Both Kelley and Mrs. Chamberlain’s intentions become slippery as the two begin to warn Emira about the problematic pasts of the other. Their advice takes on an air of competitiveness that betrays their preoccupation with looking “not racist” rather than prioritizing Emira’s well-being and sense of respect. Ironically, both Alix and Kelley, concerned with looking like good white people, push Emira farther away.
Reid’s book offers a realistic picture of everyday microaggressions that are not on the minds of people who don’t look like Reid or her protagonist Emira. As readers root for Emira, whose relationship with little Briar remains heartwarming, they confront the ways two white characters attempt to manipulate her experiences of racial trauma to their benefit.

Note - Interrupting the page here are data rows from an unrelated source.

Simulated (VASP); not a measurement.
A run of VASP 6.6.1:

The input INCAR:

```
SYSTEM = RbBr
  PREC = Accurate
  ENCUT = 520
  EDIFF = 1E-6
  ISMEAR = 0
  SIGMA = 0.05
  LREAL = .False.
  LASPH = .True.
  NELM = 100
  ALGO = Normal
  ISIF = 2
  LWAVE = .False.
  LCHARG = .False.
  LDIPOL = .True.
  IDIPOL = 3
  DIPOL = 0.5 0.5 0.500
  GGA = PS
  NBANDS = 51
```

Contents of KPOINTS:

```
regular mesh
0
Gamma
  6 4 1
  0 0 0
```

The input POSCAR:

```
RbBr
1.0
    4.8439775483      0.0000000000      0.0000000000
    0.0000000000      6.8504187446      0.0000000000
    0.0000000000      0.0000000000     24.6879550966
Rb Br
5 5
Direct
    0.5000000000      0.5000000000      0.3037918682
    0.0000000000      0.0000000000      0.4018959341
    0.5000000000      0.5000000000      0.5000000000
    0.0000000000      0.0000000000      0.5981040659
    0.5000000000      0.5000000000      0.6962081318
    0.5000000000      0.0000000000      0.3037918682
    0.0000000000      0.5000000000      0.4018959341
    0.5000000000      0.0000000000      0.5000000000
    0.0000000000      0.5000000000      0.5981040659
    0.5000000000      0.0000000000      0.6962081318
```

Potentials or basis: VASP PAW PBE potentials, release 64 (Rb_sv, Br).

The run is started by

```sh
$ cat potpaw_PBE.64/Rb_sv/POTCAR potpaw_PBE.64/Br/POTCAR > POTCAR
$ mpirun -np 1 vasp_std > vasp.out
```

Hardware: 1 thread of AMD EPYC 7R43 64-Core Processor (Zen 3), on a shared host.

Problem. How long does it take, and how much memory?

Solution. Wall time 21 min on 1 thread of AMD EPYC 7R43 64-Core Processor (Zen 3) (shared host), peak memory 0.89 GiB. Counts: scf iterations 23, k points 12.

“Such a Fun Age” forces readers to see that even white people who have close personal relationships with Black individuals often fail to interrogate their roles in perpetuating the silencing of Black voices. The book challenges white readers to engage with the topics of performative wokeness, racial fetishization and unchecked white privilege.
Similarly, Celeste Ng’s “Little Fires Everywhere” puts pressure on “meaning well.” A critique of Elena Richardson, the novel-turned-Hulu-series’s sympathetic villain, will reveal that good intentions are relative and often insufficient. Richardson wants to convince others that she is good, insistent on renting the little duplex she owns in Shaker Heights out for cheap because “she wanted to feel she was doing good with [the property].” Mrs. Richardson rents “only to people whom she felt were deserving but who had, for one reason or another, not quite gotten a fair shot in life.”
However, Elena’s evolving attitude toward Mia, her African American tenant, and other non-white characters in the book betray that she resents the way these individuals begin to threaten her sense of superiority and status in the community.
Elena, a journalist at the local newspaper, has spent nearly her whole life in perfectly-ordered Shaker Heights, where she is raising her four children with her husband, Bill, in a brick mansion. Once a sensational family court case grips Shaker Heights, Elena Richardson will stop at nothing to maintain the status quo, including sneaking behind Mia’s back to discover the intimate details of her unconventional past. Elena eventually resents Mia, unfairly judging her as the originator of the legal storm that begins to break Elena’s idyllic world apart.
Ng’s novel, one of The Washington Post’s Notable Books of the Year 2017, follows how Mrs. Richardson’s affectionate feelings toward Mia spiral into pure rage. Elena’s feelings change when Mia teams up with fellow waitress Bebe Chow to battle against Elena’s wealthy neighbors, the McCulloughs, in court. Through the absorbing storytelling and compelling characters, readers will navigate the unjust politics as the uber-privileged, wealthy, white families wield their systemic privilege to battle some of the most vulnerable in court — two women of color, both single mothers surviving on restaurant tips. The New York Times Book Review notes that Ng’s novel critiques the “innocent delusion of a post-racial America.”
Reading Ng’s novel can begin the work of reflecting on one’s own complicity in systems and practices that harm African Americans and other racial minorities in the United States.
Taken together, Reid’s and Ng’s novels are both engrossing stories about identity, friendship and motherhood. Novels by authors of color that center Black protagonists are great ways to start (or continue) thinking about race in a critical way through the perspective of someone else. These novels in particular allow readers to occupy the viewpoints of both white characters and fully fleshed out women of color. Representing the power of fiction to reflect the unpleasant reality of everyday racism and systemic inequalities, these novels provide space to empathize with strong female protagonists of color, question the status quo and consider personal failures.
In addition, readers can support women of color creatives by purchasing novels that confront race. Consider picking up both books from a Black-owned bookshop, such as Loyalty Bookstore. Pleasure reading and learning about race are never mutually exclusive.